THE AYVALIK MOSAIC – Brasilia tenth week

I decided to employ our gardener to help cutting tesserae one day a week. I observed that he is a gentle and careful worker and might be able to pay the necessary attention to detail. My observation is right, he learns fast. With his help at least the stone breaking and shaping into pyramids is going ahead well.

There is still little progress in laying the tesserae onto the design which is my work and I can not concentrate well! There are too many things at the house that disturb my concentration.

The renting of the studio is going ahead. I went again to look at the available studios next to Cida Carvalho. There are 5 rooms available. All with large windows and equipped with lights, plugs and a small bathroom with toilet and shower. So best conditions for a mosaic studio and working with stone and mortar for which I need a small wet space to establish my  sintering system in order not to clog the drain.

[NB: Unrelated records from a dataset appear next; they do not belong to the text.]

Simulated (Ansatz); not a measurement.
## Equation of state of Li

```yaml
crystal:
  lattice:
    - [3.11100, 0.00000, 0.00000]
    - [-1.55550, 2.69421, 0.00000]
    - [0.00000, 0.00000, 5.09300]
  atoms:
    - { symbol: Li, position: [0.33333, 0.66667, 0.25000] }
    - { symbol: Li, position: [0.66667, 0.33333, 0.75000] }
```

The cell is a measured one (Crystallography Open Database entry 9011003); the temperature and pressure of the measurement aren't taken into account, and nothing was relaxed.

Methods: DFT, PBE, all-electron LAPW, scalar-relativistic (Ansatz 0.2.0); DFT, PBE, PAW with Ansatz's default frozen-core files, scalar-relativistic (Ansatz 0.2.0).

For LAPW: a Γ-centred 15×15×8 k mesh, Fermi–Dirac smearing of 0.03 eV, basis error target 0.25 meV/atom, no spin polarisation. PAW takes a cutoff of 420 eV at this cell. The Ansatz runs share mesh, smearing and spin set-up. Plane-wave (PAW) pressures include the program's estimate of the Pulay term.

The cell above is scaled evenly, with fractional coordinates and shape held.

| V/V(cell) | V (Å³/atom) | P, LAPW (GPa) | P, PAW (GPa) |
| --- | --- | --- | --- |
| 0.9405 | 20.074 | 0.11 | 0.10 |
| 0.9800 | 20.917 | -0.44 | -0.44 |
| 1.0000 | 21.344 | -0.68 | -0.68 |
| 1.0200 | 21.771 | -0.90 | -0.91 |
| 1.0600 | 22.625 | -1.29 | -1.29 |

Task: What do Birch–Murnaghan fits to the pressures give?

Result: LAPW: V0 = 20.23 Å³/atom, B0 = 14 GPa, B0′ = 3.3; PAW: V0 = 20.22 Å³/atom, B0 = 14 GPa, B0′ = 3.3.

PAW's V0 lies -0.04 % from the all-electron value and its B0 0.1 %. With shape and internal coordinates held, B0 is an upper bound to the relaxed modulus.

I also learn that there is a ceramic studio on the same floor. A nice prospect for my works decorating ceramic frames and  bottoms of vessels with mosaic\ .

It is not so easy to rent something here in Brasilia when you are a foreigner with no regular income. My husband has to rent the studio for me and a colleague of Martin  is willing to be our guarantor which is a requirement for a rental.

When we go to the realtors office to hand in our documents we walk past these interesting mosaics by Martha Poppe, a plastic artist from Rio. Isn’t that a good sign?

mosaic mural by Martha Poppe, at SCS QUADRA – 04 – EDIFÍCIO VERA CRUZ in Brasilia

THE AYVALIK MOSAIC – Brasilia ninth week

This week I start with the background tesserae. Its a mix of beige shaded stones and marbles.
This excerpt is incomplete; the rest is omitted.